Seems to me to be long winded way of saying "we've fixed fuck all at the moment"
Re: F.T.A.
In the UK it's Openreach speak for "We've identified and put a paint mark on the bit of pavement where the hole is going to be dug ..."
Re: F.T.A.
“…but we’re waiting for the council to resurface the road all nice and fresh and smooth before we dig our hole & crudely patch it to the industry-standard 0.5” below the rest of the surface.”
Transport technologies
It's worth pointing out that a fiber is only the physical layer. It could be carrying any one of a number of upper-layer protocols (Ethernet-based, ATM or SDH/SONET etc) and not just limited to 'internet' traffic, which may account for the different level of impact on the end-users.
Fiber breaks are not uncommon on land for various reasons (Usually ground-works involving a digger and/or insufficient mapping and human error), and thankfully less common on high-capacity undersea cables. For a while, the most common cause (here in the UK, anyway) was thieves thinking the 'cable' they were stealing contained copper that could be weighed-in/sold for scrap..
I've got some experience in designing-in redundancy within SDH/SONET (Think MSP/MSPRING/SNCP) to consciously plan for the inevitable fiber faults during network build-out, and I guess other technology-specific protection mechanisms are available [1] for the different layers. It helps if you think about this sort of thing ahead of construction [2] .
Who knows what (if any) transmission-protecting mechanisms were in use on the severed cables in France....some people will pay for it up-front, and some won't :-)
[1] Anyone know how you protect the individual wavelengths in a DWDM system? If you do, please give me a hint!
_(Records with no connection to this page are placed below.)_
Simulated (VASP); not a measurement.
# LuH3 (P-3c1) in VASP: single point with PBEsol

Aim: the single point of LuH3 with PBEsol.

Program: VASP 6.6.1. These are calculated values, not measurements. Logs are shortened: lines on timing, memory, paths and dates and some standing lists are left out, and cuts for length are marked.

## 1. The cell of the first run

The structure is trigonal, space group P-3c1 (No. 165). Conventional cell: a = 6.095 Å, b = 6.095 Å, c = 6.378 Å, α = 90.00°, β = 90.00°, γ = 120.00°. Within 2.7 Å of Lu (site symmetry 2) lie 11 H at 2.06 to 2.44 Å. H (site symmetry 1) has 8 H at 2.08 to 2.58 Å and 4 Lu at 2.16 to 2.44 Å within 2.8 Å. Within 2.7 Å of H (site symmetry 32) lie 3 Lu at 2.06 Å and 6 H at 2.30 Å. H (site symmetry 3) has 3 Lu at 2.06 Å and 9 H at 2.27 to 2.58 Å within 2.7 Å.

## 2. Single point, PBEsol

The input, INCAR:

[2] The usual 'gotcha' here is that you take the trouble to route physical links over geographically diverse/difference routes in the infrastructure you control, only to find later that all of the protected paths end up in a single building/power zone/underground ducting etc. courtesy of someone more cost-conscious or less diligent than you!
Resistant to breaks
The original internet was designed to be resistant to breaks in the network, with traffic re-routed around them. But who knows what the modern accountants have imposed on us?